Founded in March 2010, OCShield has already constructed a UK channel for its desktop encryption product, selling through distributor Koch and retailers Dixons and Amazon.
It is now in the process of signing a UK distributor for its newly launched smartphone encryption offering, which it claims represents a much bigger opportunity for the channel.
Chief executive Martin Hain said: "We took a look at the AV products and determined they didn't have much use in stopping cyber crime. The proof is in the pudding: cyber crime has skyrocketed and is now running at $1tn a year – four times as big as the drugs trade.
"Data theft is taking place online – not on the computer – so we concluded that we needed to develop a security product that dealt with online data and not what happens on PCs."
Users enable the new smartphone offering, which runs on OCShield's encrypted network and is priced at $5.99, with a code.
Hain claimed that encryption, rather than AV, represents the future of smartphone security. The new iPhone 5 will prompt users to deploy encryption – and not AV – if they are on an unsecure network, and Android-based smartphones will do the same soon, he pointed out.
Hain continued his withering attack on AV vendors by claiming they are effectively "scamming" end users by billing their technology as capable of preventing cyber crime. "We are actually in conversation with one of the four largest AV companies as they would like to combine our product with theirs," he added.
Hain said OCShield, which is self-funded, has shifted 120,000 units so far. "We have had zero incidents of cyber crime. It stops dead all cyber crime on the internet," he said.
Rik Ferguson, director of security research at AV vendor Trend Micro, suspected Hain had drawn inspiration from recent comments made by Google's Chris DiBona - who accused AV vendors of being "charlatons and scammers".
Ferguson said DiBona was wrong to say AV vendors are stirring up FUD among smartphone users.
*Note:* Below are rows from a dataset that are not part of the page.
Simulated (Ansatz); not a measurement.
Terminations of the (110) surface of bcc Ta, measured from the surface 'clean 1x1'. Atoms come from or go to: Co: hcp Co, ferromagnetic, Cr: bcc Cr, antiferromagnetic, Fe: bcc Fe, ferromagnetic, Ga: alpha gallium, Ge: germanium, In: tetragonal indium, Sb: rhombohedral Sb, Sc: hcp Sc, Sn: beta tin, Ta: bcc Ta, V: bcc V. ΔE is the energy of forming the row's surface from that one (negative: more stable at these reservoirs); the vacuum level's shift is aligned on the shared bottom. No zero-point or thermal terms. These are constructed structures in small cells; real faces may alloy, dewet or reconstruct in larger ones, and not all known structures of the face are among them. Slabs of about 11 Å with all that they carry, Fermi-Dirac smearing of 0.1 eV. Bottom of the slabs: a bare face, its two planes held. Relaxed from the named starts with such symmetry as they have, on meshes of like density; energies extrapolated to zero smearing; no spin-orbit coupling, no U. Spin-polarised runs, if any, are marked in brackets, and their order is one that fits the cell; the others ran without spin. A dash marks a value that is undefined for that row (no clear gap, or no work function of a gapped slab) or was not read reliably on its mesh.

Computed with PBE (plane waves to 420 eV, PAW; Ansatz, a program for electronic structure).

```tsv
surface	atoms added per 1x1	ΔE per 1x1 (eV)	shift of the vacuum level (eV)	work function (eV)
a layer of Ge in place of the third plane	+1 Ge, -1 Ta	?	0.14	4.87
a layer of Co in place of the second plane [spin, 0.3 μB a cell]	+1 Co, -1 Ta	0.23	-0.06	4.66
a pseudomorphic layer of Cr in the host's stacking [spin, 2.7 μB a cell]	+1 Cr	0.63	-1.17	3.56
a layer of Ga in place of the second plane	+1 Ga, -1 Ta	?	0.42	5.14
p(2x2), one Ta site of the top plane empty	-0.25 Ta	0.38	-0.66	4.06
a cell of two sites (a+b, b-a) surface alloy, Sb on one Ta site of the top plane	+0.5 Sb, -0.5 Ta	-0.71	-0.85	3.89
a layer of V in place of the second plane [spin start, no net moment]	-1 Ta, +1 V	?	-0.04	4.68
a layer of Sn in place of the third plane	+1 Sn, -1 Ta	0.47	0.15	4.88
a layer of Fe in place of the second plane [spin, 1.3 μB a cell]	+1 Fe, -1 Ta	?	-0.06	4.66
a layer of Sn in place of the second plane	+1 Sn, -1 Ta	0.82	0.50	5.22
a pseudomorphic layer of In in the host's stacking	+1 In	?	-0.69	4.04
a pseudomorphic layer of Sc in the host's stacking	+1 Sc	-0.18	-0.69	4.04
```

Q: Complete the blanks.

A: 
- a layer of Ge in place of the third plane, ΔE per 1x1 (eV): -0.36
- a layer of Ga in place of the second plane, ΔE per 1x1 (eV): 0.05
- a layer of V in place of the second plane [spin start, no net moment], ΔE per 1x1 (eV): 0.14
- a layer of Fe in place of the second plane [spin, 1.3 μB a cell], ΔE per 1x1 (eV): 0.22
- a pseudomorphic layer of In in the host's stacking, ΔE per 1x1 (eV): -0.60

"Where offerings like OCShield fall short is in terms of mobile malware, which is increasing exponentially, particularly on the Android platform. Although the number may be lower than PCs, this growth is an expresssion of criminal interest."
Ferguson also hit back by suggesting that OCShield is over-playing its hand.
"Anyone advising that full security can be delivered through encryption alone is not being truthful," he said. "In any case, any good security suite from a content security player such as Trend should offer device encryption and many smartphones have the ability to encrypt network traffic built in."